I have often stated that organisational success is only possible if four critical factors in the strategic framework are in harmony and aligned: purpose, vision, strategy and leadership. The state is no exception to this requirement. I have also cautioned that context is the first and most critical constraint or limiting factor to defining and achieving the strategic objectives.
No sustainable strategic planning is possible without paying particular attention to the limiting confines of context. Ignoring it always imposes a serious sustainability risk. Insightful leaders always keep a very keen eye on the changing domestic and global dynamics that might impact negatively on their strategic plans and objectives. This is the ability that differentiates insightful leaders from the rest and can transform them into great leaders.
It is important to recall that Nelson Mandela held a very firm belief that reconciliation and nation building were fundamental conditions for sustaining the peace and order required to assure the transformation and transition we needed as a nation. On his visit to Davos in 1992 he came to understand, in a dramatic way, that the support of the international community and investors was critical to power the economy and sustain the transition he sought. He seized the moment and made a fundamental strategic shift that was necessary to secure this support. We still venerate him for this visionary leadership.
On August 15 1985 PW Botha faced the international television audience and made what is now known as the Rubicon speech. The world had been led to believe that he was going to release Mandela and introduce other reforms that would pave the way for a smooth transition to democracy. But he surprised many in his Cabinet by taking a hard-line position. He was too consumed by the perceived power of the military to understand that the international capital market possessed a far more effective and devastating power that it can exert.
He failed spectacularly to recognise that there was an increasing momentum to the global geopolitical shift that ultimately led to the disintegration of the Soviet Union and the fall of the Berlin Wall. He also failed to understand that international opposition to the apartheid state was growing at a pace that would make its survival almost impossible. The decision of the foreign banks to refuse to roll over South Africa’s loans, and provide new credit, was indeed the tipping point.

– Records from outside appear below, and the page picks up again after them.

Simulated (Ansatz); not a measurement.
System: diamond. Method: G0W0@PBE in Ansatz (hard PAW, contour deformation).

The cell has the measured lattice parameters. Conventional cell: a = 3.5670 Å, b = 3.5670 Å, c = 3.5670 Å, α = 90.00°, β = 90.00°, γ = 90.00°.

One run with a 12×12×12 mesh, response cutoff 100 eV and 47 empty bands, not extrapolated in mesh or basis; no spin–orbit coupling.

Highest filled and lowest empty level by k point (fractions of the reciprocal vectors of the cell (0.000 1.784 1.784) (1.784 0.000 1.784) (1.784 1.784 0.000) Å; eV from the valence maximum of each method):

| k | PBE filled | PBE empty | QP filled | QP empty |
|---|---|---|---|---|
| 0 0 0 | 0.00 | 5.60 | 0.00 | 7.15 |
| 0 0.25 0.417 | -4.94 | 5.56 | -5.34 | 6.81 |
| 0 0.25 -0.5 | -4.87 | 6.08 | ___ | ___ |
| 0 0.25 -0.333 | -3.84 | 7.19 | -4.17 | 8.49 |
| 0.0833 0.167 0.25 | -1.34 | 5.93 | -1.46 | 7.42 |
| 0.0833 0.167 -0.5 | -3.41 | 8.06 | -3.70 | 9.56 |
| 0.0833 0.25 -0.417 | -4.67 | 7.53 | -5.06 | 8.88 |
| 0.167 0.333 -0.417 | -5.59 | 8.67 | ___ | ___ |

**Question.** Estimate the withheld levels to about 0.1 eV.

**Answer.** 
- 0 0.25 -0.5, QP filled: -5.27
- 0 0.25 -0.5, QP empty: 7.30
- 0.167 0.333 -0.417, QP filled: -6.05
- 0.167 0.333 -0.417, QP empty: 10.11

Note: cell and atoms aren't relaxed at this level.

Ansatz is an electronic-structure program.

It was clear that his position was influenced by a small but very influential clique within the military. He failed to comprehend the context and seize the moment and his failing health provided an opportunity for his deputy, FW de Klerk, to take over the leadership as head of state. De Klerk was quick to realise the implications of the new and emerging global and decided that change was urgently needed. It certainly dawned on him that economic stagnation and increasing violence would destroy the country unless serious engagement with the ANC was initiated. And this would only start with the release of Mandela and the unbanning of all political parties.
The prevailing context for South Africa in 2015 is decidedly very precarious. We are currently suffering the harshest drought in decades. Indications are that importing maize and other basic food items will be very costly given the rand/dollar exchange. Domestic debt levels are very high in a sluggish economy and prospects of increasing inflation. Traditionally, December always exposes households to unaffordable debt commitments and very stressful levels in January when schools reopen. The recent credit rating downgrade will certainly increase our borrowing costs and push up inflation and trigger interest rate increases by the Reserve Bank. The scenario for the poor is very bleak indeed.
What is needed at such times is market stability and positive actions by the government to improve the investment climate. It is in this context that the desperate action by the president to summarily dismiss the finance minister is baffling. Clearly this decision was a result of desperate pressure by a particular group that stands to benefit by the absence of Nhlanhla Nene. It was an act of woefully pathetic miscalculation that paid no attention to the aforementioned context. The anticipated benefit is meaningless when compared to the damage that has been done on the already sluggish economy. The market fallout was predictable but the ultimate sufferers will be the poor in the coming months. This unfortunate episode has unleashed a self-imposed crisis.
If indeed there was a plan to deploy Nene to the Brics bank, and as it has since transpired, this decision was discussed with the ANC top brass six weeks previously, then there should have been a better way of managing and communicating the transition. No amount of urgency can justify the desperate manner in which his purported deployment was managed. Bringing back Pravin Gordhan only confirms the perception that indeed this was a desperate decision. It also confirms the prevailing belief by leading thought leaders that there is a harmful lack of strategic depth and competency in the Presidency and the ANC itself.